Australia Needs to Drop Fuel Subsidies

February 11, 2011 Taxation in Australia

Coal power plant. Helsinki, 2003Australia needs to stop subsidizing fuel production, and implement effective policies which encourage positive change in greenhouse gas emissions levels.

On February 9th the Australia Institute released a report examining the effect of economic and tax policies on the environmental impact of greenhouse gas emissions in Australia.

According to the report, in the current fiscal year the government will provide AUD 9 billion in subsidies and tax concessions to the mining, gas and petroleum industries, a move that directly counteracts continued nationwide efforts to reduce greenhouse gas emissions levels. The report stated that the subsidy policy is contradictory to the government’s repeated intentions of implementing a tax system on carbon dioxide emissions. Explaining further, the report said, “…proposing to introduce a carbon price while retaining existing fossil fuel subsidies is analogous to driving a car with the accelerator and the brake both pressed to the floor.”

The report recommended that the Australian government instate a coherent policy framework which outlines a pathway to gradually reduce the use of tax subsidies which artificially lower the price of fossil fuels in Australia. Data within the report indicates that over the next four years such subsidies will cost Australian tax payers AUD 39 billion.

By the time that the framework is effectively in place, the government should finalize planning and begin implementing a carbon price system. According to the report, a tax on carbon emissions, or any similar program, should raise “tens of billions of dollars in new revenue”.

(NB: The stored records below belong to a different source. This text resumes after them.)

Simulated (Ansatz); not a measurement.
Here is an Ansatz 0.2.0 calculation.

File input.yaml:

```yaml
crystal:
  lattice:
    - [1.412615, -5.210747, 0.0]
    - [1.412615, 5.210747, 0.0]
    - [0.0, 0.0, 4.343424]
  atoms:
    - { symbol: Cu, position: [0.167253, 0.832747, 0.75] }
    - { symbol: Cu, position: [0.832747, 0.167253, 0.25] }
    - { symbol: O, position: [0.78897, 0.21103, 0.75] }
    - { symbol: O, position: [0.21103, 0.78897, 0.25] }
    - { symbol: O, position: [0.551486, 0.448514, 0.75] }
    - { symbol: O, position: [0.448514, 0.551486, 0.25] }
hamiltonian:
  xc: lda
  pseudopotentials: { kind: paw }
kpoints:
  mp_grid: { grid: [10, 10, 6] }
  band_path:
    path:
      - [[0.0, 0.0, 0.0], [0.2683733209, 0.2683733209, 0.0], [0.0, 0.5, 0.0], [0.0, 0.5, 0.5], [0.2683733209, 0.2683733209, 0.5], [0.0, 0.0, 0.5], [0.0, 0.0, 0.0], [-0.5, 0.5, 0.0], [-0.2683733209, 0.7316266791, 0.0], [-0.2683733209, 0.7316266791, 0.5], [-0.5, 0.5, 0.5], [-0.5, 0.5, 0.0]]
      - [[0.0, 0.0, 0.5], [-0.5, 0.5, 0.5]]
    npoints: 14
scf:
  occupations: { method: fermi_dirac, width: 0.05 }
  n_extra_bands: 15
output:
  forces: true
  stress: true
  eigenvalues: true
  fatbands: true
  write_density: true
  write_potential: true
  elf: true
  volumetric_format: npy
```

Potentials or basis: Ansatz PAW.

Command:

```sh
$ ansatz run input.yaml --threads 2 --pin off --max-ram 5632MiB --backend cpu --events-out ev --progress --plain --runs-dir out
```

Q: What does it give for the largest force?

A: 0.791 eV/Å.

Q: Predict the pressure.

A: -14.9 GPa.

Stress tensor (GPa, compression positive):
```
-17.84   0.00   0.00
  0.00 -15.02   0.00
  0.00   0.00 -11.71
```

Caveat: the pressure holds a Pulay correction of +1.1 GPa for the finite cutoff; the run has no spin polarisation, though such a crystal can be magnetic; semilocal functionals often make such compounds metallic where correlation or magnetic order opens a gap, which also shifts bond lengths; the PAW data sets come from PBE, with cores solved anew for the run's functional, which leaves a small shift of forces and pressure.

The spending cuts and raised revenues could then be used to fund complementary environmental policies, designed to influence the behavior of Australians in favor of more eco-friendly actions. As examples, the report referred to several potential projects including subsides for home-insulation renovations and at-home solar power panels, a government funded car trade in scheme which would reduce passenger car emission levels, or extra funding to environmental research and development initiatives.